God in the Backseat

God in the Backseat

On June 28, 2018, my car was filled with everything valuable to me as I drove on Interstate 20, towards the city of brotherly love. Since 2009 Philadelphia had been on my heart as the place God was sending me. When I finally arrived in Philadelphia, I felt like a sunflower ready to blossom and share all my joy and positivity with the city. As I was settling in, I pondered ways I could meet and interact with people peacefully (Luke 10). I thought about sitting in the local coffee shop daily as I did when I was the spiritual formation pastor at the Oak Gardens Church; however, my gut communicated that I needed to find a way to touch people at a higher volume.

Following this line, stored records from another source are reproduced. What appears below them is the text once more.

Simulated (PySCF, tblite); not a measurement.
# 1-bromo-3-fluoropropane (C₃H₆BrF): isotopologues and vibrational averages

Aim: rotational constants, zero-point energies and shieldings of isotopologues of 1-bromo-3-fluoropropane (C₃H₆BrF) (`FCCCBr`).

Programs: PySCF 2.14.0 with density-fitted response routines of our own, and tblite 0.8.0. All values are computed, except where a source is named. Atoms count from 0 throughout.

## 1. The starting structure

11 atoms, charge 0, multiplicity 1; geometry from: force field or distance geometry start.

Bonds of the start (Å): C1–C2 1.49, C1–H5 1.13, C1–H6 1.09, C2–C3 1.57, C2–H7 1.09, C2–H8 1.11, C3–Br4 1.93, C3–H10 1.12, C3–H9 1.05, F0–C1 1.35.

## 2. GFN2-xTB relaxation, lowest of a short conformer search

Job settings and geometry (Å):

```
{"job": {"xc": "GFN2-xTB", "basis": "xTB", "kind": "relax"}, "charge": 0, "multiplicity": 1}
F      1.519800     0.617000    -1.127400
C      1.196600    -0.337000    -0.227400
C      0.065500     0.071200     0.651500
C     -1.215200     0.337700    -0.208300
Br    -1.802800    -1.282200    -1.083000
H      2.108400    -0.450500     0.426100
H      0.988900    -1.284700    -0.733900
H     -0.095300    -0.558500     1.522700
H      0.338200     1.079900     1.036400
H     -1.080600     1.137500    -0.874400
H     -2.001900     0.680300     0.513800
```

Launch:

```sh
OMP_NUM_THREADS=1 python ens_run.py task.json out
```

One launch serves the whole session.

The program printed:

So I stumbled into driving for Lyft. At first, I wrestled with the idea of driving for Lyft because of my academic, professional, and entrepreneurial pedigree, but God, as always, humbled me. Though it took me a while to accept this assignment, God began to show up in my backseat day in and day out. As conversations took place between my passengers and me, I began to realize that God was sending people my way who would eventually be a part of the ministries and initiatives I was being led to establish in the city. As God continued to show up in my backseat, I knew driving for Lyft was something many church planters should be made aware of as they seek to join God’s mission.

Here are a few things I’ve learned while driving for Lyft, as God showed up in my backseat.

Have a talking point

When someone enters your car, you want to have talking points that spark conversation. It doesn’t have to be anything extravagant. In fact, I suggest that it be something small. For instance, I have boxing gloves hanging around my rearview mirror, and many asked if I boxed. I would respond by saying that I do not box; the gloves represent my Haitian ethnicity. Sometimes it would be my West Indian music that drew curiosity about where I am from. This sparked more dialogue, eventually leading me to answering why I moved to Philly. At this point, you must have a clear vision that solves a need, and that is attractive. Be sure to speak with vibrancy as you share a little bit about yourself while asking questions that will inform you about them.

Have a clear, relatable vision

When someone enters your car and a conversation is sparked, be prepared to answer with a clear vision as to why you have moved to the city or why you are doing what you are planning to do in the city. Do not use Scripture or spiritual language unless you feel that the passenger knows the language. Use everyday, relatable language that reveals your captivating vision. Whatever your ministry or initiative is, be sure that it is easy to join and participate in without pressure. Listen carefully to not only the words your passenger uses, but also how they speak. This is essential as it will lead you to use relatable words and style. This will allow conversation to flow naturally.

Flow with the moment

When someone enters your car, it is always good to be polite and ask, “How are you?” and, “How was your day?” Pay attention to not only what is said, but how it is said. Notice the vibe and energy that someone brings into your car. The way the customer answers your question will indicate whether they desire to carry a conversation. Please note, however, someone may be in a bad mood and still spark a conversation with you. In any case, always be ready to speak when the moment welcomes it, and also be ready to be silent when the customer doesn’t appear to want to speak. At any moment, be a part of the flow. Do not be overzealous or shy. Just be in the moment. You never know, the person may be a potential partner in ministry.

Exchange contact information

When conversation is good and the customer is preparing to exit your car, notice if there is an opportunity to continue the conversation at a later date. Often the customer will ask for some contact information or your business card. Be sure to have business cards or marketing flyers with your information available upon request. Quite often, passengers asked for my business card or a flyer, and I was unprepared. It took me months to realize that I was driving for Lyft to meet the people of peace in the backseat. This is why I am writing this article—so you can learn from my slowness. Be ready to share your contact information so people can follow up with you. If they provide their contact information, be sure to follow up with them.

A blessing: be safe

After a delightful conversation, many would not only take my card, but would leave my vehicle and say, “Be safe.” I didn't really process this statement until I witnessed several car accidents while driving, or when I was almost in a collision myself. As I reflected on those moments, the statement “be safe” rested on my heart, and I realized that the people who were exiting my vehicle, whether intentionally or unintentionally, were washing a blessing over my life as I served them. As you are servicing the people of peace, or dare I say God, who shows up in your backseat, receive the blessings they give you. No matter what their color, religion, or orientation may be, there are good people in the world whom God is using to send you a blessing. So as you drive for Lyft or work in any service that will introduce you to people, God has a message for you: be safe.

“And, lo, I am with you always, even unto the end of the world. Amen” (Matt. 28:20).